How we used vectorization for 1000x Python speedups (no C or Spark needed!)
- Track:
- PyData: Machine Learning, Stats
- Type:
- Talk (long session)
- Level:
- intermediate
- Room:
- Forum Hall
- Start:
- 16:05 on 11 July 2024
- Duration:
- 45 minutes
Abstract
Want to make all your code faster? With matrices, library knowledge, and a sprinkle of creativity, you can consistently speed up multivariate Python functions by 1000x!
Modal optimization requires simple axioms - arithmetic, checking a case, calling the right sklearn function, and so on. When that’s not sufficient, three core tricks - converting conditional logic to set theory, stacking vectors into a matrix, and shaping data to match library expectations - cover the vast majority of real world cases (90% of the ~400 functions we vectorized).

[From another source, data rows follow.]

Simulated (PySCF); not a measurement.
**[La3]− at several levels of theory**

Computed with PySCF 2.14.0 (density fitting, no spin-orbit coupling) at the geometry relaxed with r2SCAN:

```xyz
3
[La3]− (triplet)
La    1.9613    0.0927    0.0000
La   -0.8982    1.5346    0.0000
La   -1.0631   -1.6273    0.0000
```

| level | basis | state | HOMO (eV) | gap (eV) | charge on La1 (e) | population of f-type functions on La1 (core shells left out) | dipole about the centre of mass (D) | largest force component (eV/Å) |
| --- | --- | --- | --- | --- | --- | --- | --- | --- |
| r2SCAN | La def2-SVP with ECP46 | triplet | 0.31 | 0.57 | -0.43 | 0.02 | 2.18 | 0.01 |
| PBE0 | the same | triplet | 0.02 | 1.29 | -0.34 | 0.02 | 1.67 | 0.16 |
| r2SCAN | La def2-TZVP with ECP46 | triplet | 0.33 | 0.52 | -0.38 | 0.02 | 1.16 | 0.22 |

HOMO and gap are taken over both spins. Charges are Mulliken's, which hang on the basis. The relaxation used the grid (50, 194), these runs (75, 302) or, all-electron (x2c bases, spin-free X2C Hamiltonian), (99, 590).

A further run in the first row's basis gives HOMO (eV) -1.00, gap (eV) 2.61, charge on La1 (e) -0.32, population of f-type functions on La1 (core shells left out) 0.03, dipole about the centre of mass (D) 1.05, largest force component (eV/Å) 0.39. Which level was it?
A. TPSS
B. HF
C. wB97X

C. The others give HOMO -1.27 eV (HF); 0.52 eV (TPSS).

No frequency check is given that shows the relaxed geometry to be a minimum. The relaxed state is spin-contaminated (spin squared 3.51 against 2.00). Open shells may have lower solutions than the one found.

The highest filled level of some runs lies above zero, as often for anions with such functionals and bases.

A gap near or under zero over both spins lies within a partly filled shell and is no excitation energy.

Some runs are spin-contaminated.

At Bloomberg, ESG (Environmental, Social, and Governance) Scores require complex computations on large data sets. Time-series computations are fundamental for Governance - one UDF infers board support for a policy from prior cyclical votes and other time offset inputs. By rewriting the pandas backfill as a series of reductions on a 4-tensor, we reduced the runtime from 45 minutes to 10 milliseconds! Analogously, due to real world complexity, finance UDFs can end up with 100+ if/else branches in one function. With a mix of De Morgan’s laws and sparse matrix representations, we simplified the cases and achieved 1000x+ speedups.
We’ll conclude with a quick overview of cutting-edge tools, and hope you’ll leave with a concrete strategy for vectorizing financial models!